“This is the first time I’ve heard that maybe I did something that wasn’t right,” Richard Blum told a California newspaper. “I think it’s a bunch of nonsense.”

Richard Blum, a University of California regent who is married to Democratic Sen. Dianne Feinstein, was revealed Thursday to be the same regent named in a damning state audit on the school’s admissions scandal that was released this week.

A spokesman for Feinstein said the California senator had no comment.

The state auditor’s report comes more than a year after the FBI accused dozens of wealthy people ― executives, real estate professionals and multiple Hollywood actors ― of using scam tactics to ensure their children were admitted to elite colleges, including UC’s sprawling university system.

State investigators subsequently determined that UC staff had failed to implement an admissions process that was fair to all applicants. At least 64 students gained admission as a favor to donors, family and friends between 2013 and 2019, the auditors found.

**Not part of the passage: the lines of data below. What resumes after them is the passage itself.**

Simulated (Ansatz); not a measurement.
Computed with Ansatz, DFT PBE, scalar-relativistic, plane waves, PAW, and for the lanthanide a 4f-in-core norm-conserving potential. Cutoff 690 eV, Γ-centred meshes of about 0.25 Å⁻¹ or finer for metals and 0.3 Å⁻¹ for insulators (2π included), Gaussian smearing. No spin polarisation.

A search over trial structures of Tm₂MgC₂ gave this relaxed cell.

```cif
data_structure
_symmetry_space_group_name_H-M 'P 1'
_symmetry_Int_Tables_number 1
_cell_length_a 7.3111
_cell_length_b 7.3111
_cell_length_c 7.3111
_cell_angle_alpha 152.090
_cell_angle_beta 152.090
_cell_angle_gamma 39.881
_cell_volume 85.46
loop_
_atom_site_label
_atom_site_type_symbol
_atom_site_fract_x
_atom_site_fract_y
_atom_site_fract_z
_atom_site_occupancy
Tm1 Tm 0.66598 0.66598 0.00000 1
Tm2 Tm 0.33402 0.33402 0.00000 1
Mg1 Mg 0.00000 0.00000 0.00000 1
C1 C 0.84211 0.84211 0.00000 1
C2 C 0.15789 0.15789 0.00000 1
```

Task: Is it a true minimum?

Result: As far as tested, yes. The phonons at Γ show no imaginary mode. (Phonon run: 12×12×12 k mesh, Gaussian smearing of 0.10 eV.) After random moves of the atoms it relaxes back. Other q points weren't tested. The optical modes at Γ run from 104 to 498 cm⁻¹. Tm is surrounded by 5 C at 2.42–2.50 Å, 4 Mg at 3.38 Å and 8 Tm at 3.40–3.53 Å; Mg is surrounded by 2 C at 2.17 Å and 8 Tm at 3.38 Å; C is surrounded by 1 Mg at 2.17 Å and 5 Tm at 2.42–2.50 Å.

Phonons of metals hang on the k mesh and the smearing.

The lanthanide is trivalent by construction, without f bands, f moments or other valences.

Blum’s role in the scandal was “particularly problematic,” the report stated, due to his powerful position on the board of regents, which makes decisions about how the system should be run. The report concluded that Blum influenced the decision to admit a single unnamed student to the University of California at Berkeley.

It read:

UC Berkeley appears to have admitted this student because of an inappropriate letter of support from a university Regent. University policy states that members of the Board of Regents should not seek to influence inappropriately the outcome of admissions decisions beyond sending letters of recommendation, when appropriate, through the regular admissions process. However, the Regent did not submit this letter through the regular admissions process. Rather, after the campus placed this applicant on its waitlist, the Regent wrote a letter to UC Berkeley’s chancellor advocating for the applicant, and the chancellor’s staff sent the letter to UC Berkeley’s development office, which in turn forwarded the letter to the admissions office.

Given both the “low likelihood of this applicant’s admission” and the “prominent and influential role that Regents have within the university,” the report stated that Blum “likely” gave the student the leg up needed to secure admission.

But there is more than one student he helped this way.

Blum himself acknowledged Thursday that he has sent letters advocating for student admissions many times, telling the San Francisco Chronicle that “no one ever told me it was wrong.”

“I did it a bunch of times,” Blum said. “Usually [for] friends. My cousin’s brother wanted to get into Davis. They’d send me a letter and tell me why it’s a good kid, and I’ll send it on to the chancellor. Been doing it forever.”

He told The Mercury News that he was baffled by the controversy.

“This is the first time I’ve heard that maybe I did something that wasn’t right,” Blum said, according to the paper. “I think it’s a bunch of nonsense.”

In a statement, UC Berkeley Chancellor Carol Christ called the allegations contained in the state auditors’ report “highly disturbing.”

“These allegations, if true, are unacceptable, especially in our community where excellence, fairness and equity are our core values,” Christ said. “We are committed to getting to the bottom of this.”

When the FBI announced the charges in March 2019, it renewed accusations that America’s higher education system favors the wealthy and powerful. Two actors who were charged in the case, Felicity Huffman and Lori Loughlin, later pleaded guilty to fraud and received light prison sentences.